Circle class action lawsuit headlines exploded on Thursday. A Missouri-based crypto user, Joshua McCollum, filed the proposed class action in Massachusetts District Court. He represents over 100 Drift Protocol investors who lost money in the devastating April 1 hack.
The allegations are serious. Plaintiffs claim Circle knowingly allowed suspected North Korea-linked attackers to move roughly $230 million in stolen USDC. How? Through Circle’s own Cross-Chain Transfer Protocol (CCTP). The hackers bridged funds from Solana to Ethereum in over 100 transactions across eight hours. All during U.S. business hours.
Circle Class Action Lawsuit: Why Plaintiffs Are Furious
The lawsuit argues Circle had both the technical ability and contractual authority to freeze the stolen funds. Yet it did nothing. As evidence, plaintiffs point to a separate case just nine days earlier. Circle froze 16 unrelated wallets under court direction. So, they clearly knew how to act.
On-chain investigator ZachXBT summed up the frustration: “Six hours is how long Circle had to freeze stolen funds from the $280M+ Drift hack.” He’s been Circle’s loudest critic, claiming its slow approach has let over $420 million in stolen funds escape since 2022.
Circle CEO Jeremy Allaire Defends the Policy
Circle CEO Jeremy Allaire isn’t backing down. Speaking at a press conference in Seoul, he stated that Circle only freezes USDC wallets at the direction of law enforcement or courts. He called unilateral action a “significant moral quandary.” His words: “If there are others that believe that Circle should just step away from what the law says and do its own, make its own decisions, I think it’s a very risky proposition.”
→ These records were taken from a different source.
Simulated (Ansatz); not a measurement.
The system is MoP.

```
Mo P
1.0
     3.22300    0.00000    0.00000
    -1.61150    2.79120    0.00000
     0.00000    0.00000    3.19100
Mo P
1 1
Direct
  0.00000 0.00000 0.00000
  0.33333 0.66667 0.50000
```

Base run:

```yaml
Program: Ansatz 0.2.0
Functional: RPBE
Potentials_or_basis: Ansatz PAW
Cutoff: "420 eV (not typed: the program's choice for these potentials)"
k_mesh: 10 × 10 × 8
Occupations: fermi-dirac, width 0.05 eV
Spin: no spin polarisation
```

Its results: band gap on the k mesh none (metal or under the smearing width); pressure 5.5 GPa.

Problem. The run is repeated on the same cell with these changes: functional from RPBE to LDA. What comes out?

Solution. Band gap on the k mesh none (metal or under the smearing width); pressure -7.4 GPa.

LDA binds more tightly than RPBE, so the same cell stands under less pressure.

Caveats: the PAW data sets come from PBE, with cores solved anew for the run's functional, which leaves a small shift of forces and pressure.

The crypto community is split. Bloomberg analyst James Seyffart criticized the ambiguity, saying: “Either you’re a decentralized protocol and literally do not have the power to freeze, or you’re not and you should be freezing hacked funds.” Meanwhile, ARK Invest’s director warned that freezing without legal backing opens the door for arbitrary decisions.
Drift Protocol Pivots to Tether
In a sharp rebuke to Circle, Drift Protocol announced a $150 million recovery plan in partnership with Tether. The package includes up to $127.5 million from Tether. More importantly, Drift is shifting from USDC to USDT as its core settlement asset. The message is clear: Circle’s inaction has consequences.
My Thoughts
This lawsuit cuts to the heart of stablecoin regulation. Circle is in an impossible position: freeze without a court order and you’re accused of centralized overreach; wait for legal process and you’re blamed for letting stolen funds escape. The Drift hack exposed this regulatory no-man’s-land. The fact that Circle froze 16 unrelated wallets just days earlier makes their defense weaker. For investors, this is a major overhang on CRCL stock. For the industry, it’s a wake-up call. Expect lawmakers to fast-track stablecoin legislation clarifying freeze authority. Until then, Circle’s “court-order-only” policy is under fire. Watch the CLARITY Act closely.